Finding the right person to get financial advice from can be tricky and many people are just relying on family members for monetary guidance.
There’s no denying many Australians have been left dudded by supposed “experts” who have given them shoddy advice and left them worse off.
Banking giant National Australia Bank recently revealed it would set aside $1.2 billion to compensate victims including those who received dodgy advice from planners linked to the bank.
And rival bank ANZ set aside $559 million for customer-related remediation, including poor advice.
The big banks were hauled over the coals in the financial services’ royal commission for disgraceful acts such as charging fees for no service, billing dead people and mischarging customers.
But new research by financial comparison website Finder quizzed 1000 Australians and found when it comes to seeking advice:
• 42 per cent receive financial advice from parents, grandparents and relatives.
• 26 per cent do an online search.
• 24 per cent use financial comparison websites.
Financial advisers in Australia must be licensed by the Australian Securities and Investments Commission or be an authorised representative of an Australian Financial Services Licensee. Before using an adviser, people should check the ASIC register to ensure the person is registered.
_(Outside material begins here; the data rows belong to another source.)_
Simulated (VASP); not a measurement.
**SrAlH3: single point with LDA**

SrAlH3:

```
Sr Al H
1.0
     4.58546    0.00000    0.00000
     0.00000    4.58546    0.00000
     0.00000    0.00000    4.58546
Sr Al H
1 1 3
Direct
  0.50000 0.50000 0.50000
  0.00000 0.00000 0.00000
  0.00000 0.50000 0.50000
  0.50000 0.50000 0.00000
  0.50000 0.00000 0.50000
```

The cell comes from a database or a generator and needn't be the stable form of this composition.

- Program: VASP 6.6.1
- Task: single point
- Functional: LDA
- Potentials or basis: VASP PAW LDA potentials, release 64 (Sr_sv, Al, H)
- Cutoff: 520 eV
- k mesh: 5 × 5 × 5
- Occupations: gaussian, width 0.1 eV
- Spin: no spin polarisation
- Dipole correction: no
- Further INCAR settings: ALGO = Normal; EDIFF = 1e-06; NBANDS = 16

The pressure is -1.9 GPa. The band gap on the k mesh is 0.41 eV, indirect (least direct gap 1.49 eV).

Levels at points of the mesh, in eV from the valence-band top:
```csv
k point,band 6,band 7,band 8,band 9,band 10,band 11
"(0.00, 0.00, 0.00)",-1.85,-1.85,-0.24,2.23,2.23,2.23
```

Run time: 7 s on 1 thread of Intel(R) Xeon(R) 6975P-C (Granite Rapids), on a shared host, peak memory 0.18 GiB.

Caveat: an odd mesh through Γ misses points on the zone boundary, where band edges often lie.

The Financial Planning Association of Australia’s chief executive officer, Dante De Gori, admitted planners’ reputations had taken a hit.
“You can find a planner by referrals or going on to the FPA website or using our dating app for consumers to find their perfect match for financial planning. It’s called Match My Planner,” he said.
“It’s just certified financial planners that enables you to have a non-committal conversation and interaction with a human being that could potentially be your planner in a safe environment.”
But cost has remained a barrier for many people seeking professional financial advice. Mr De Gori said the average charge for a statement of advice – a document that sets out the advice given to a consumer by their licensed financial planner or adviser – was about $2500.
Finder.com.au’s spokeswoman, Bessie Hassan, said it was important when seeking financial advice – whether professionally or from family or friends – to ensure it was from someone trustworthy.
“However, keep in mind that both your personal financial situation as well as the current economic climate are likely vastly different to what they may have experienced, so proceed with caution,” she said.
A recent ASIC report into financial advice found the biggest barriers to getting advice were the cost (35 per cent), a person’s financial circumstances being too limited (29 per cent), self-managing finances (26 per cent) and not trusting financial advisers (19 per cent).